Set a really loud, obnoxious, battery-operated alarm clock for 15 minutes before the run to allow for time to dress and drink some water. Put the alarm clock far away from your bed. Once you've got up to turn the alarm off, do not get back into bed. If you lack discipline, set another clock somewhere else for five minutes after the first.
Find a super-motivated friend or neighbour who will run with you. In the first two weeks of this new routine, it's very important that this person be completely reliable. Arrange it so that they come to your house and knock until you get up and go.
Enlist your dog. The best kind of running buddy is a hyper, at least 1-year-old puppy. Check with your vet first to see if your dog's breed can handle running distances. If there's a wet nose in your armpit, chances are you will get up.

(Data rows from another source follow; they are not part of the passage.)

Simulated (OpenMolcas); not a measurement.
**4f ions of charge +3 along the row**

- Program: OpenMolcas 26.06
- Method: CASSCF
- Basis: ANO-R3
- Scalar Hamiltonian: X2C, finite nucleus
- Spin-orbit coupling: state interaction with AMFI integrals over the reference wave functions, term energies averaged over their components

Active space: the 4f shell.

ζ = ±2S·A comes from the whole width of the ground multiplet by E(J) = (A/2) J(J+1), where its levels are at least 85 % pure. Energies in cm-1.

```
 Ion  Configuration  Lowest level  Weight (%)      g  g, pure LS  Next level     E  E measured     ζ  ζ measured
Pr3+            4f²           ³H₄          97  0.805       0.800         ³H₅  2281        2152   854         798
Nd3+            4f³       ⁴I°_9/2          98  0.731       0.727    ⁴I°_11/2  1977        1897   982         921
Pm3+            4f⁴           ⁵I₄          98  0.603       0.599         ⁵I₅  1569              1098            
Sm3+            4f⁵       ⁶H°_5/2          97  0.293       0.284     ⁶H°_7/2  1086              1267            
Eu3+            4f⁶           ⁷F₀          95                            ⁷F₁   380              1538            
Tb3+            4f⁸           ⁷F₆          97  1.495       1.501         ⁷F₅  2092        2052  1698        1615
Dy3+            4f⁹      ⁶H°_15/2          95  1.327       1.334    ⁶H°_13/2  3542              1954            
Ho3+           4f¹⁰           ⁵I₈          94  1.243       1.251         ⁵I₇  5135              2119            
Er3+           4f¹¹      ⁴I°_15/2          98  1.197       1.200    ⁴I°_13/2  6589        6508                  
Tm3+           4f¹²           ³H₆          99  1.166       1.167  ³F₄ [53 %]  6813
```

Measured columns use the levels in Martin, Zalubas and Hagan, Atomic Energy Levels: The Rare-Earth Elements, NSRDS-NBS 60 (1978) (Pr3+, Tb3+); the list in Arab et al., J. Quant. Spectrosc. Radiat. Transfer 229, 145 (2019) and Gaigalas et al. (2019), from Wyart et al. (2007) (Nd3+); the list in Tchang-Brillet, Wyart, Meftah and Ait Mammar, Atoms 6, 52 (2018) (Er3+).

Before the run, deny yourself a cup of coffee or tea. This will be hard the first few days and the run will be more difficult, but soon your body will adapt. You will crave the endorphins your body releases on the run to wake up instead of the caffeine. Reward yourself with a great cup of coffee or tea afterward, or, if you don't drink caffeine, a smoothie or fresh squeezed juice. Keep the reward healthy, though.
Tips and warnings
- Don't get discouraged by the difficulty of the first week. If you can make it through, the next week will be easy.
- Layer your clothing so you can shed layers when your body heats up from exercise.
- Always wear proper running shoes to avoid injury.
- Wear reflective clothing if it's still dark when you begin.